The Mutapa Investment Fund (MIF) is seeking more than US$10 billion to expand operations across its portfolio as it steps up efforts to turn State-Owned Enterprises (SOEs) into commercially sustainable businesses, Mining Zimbabwe reports.
By Ryan Chigoche
Within its mining portfolio, Mutapa controls Kuvimba Mining House, Hwange Colliery Company and Delford Mine, which together form the backbone of its extractive sector investments.
The capital-raising programme is focused on infrastructure refurbishment, capital expansion and recapitalisation.
In its annual report released last week, Mutapa said total funding needs exceed US$10 billion, with resources being sourced through various strategic avenues.
“Total funding requirements exceed US$10bn, with approximately US$1bn raised to date for portfolio companies. Funding sources include debt, equity, public-private partnerships (PPPs), and joint ventures with development finance institutions, banks, and private investors,” read the report.
The Fund said the strategy is designed to drive modernisation, strengthen operations and promote sustainable growth across all sectors.

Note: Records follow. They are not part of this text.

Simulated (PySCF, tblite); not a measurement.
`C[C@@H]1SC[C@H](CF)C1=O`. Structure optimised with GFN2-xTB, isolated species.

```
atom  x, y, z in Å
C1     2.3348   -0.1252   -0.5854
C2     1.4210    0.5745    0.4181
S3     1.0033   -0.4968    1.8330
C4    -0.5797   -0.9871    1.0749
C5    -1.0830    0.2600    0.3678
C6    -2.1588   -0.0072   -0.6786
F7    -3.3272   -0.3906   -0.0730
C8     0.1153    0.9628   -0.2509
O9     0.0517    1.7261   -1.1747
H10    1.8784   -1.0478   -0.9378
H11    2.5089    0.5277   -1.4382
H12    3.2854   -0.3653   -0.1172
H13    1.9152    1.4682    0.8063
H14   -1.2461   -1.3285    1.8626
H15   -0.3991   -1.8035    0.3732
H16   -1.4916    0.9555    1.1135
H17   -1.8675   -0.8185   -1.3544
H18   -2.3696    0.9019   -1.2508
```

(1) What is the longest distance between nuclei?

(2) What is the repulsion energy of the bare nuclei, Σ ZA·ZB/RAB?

During 2024, MIF’s investment team, working alongside its portfolio companies, put together a pipeline of significant transactions, particularly in energy, minerals and infrastructure.
The period was marked by projects with substantial scale and national economic impact.
A key project was the US$455 million Jindal Refurbish, Operate and Transfer initiative for Hwange Power Station Units 1 to 6, which has moved into execution. The project is expected to stabilise Zimbabwe’s baseload electricity supply.
Progress was also made in transmission, with the commissioning of the Alaska–Karoi 132kV line and the Kamativi/Dinson 88kV substations and transmission lines, improving bulk power transfer and overall grid stability.
On the generation side, the energy mix was diversified through the integration of industrial captive power and renewable energy sources.
Other matured transactions included the recapitalisation of the National Railways of Zimbabwe with Afreximbank support, upgrades to NOIC storage and pipeline facilities funded from internally generated resources, LPG infrastructure expansion, and an upgrade of the Feruka pipeline to a capacity of three billion litres per year.
Lines of credit were also extended to POSB, AFC and Petrotrade.
The mineral resources portfolio saw several high-value projects at various stages of development. Additional mining and infrastructure projects continue through due diligence.
The overall pipeline demonstrates a focus on value-chain restructuring, resource-backed financing and infrastructure modernisation, positioning the Fund to deliver long-term value across its holdings.
While Mutapa has made progress in stabilising its portfolio, it acknowledges ongoing challenges, including legacy debt, governance weaknesses and liquidity pressures at some companies.
The Fund said it is now prioritising execution, strengthening oversight, enforcing governance reforms, and driving value creation through targeted investments and strategic partnerships.
The Fund emphasised its commitment to contributing to Zimbabwe’s economic growth, fiscal stability and long-term development, with strong governance and accountability at the core of its operations.
Mutapa was established by an Act of Parliament in 2014 as the Sovereign Wealth Fund of Zimbabwe and was fully operationalised and renamed the Mutapa Investment Fund under Statutory Instrument 156 of 2023.
The restructuring transformed Mutapa into the government’s strategic investment arm through the transfer of 30 commercial SOEs from line ministries into its management.
The model was informed by research conducted by the State Enterprises Restructuring Agency, which aimed to improve SOE performance by cutting bureaucratic inefficiencies and strengthening governance through benchmarking against global sovereign wealth fund practices.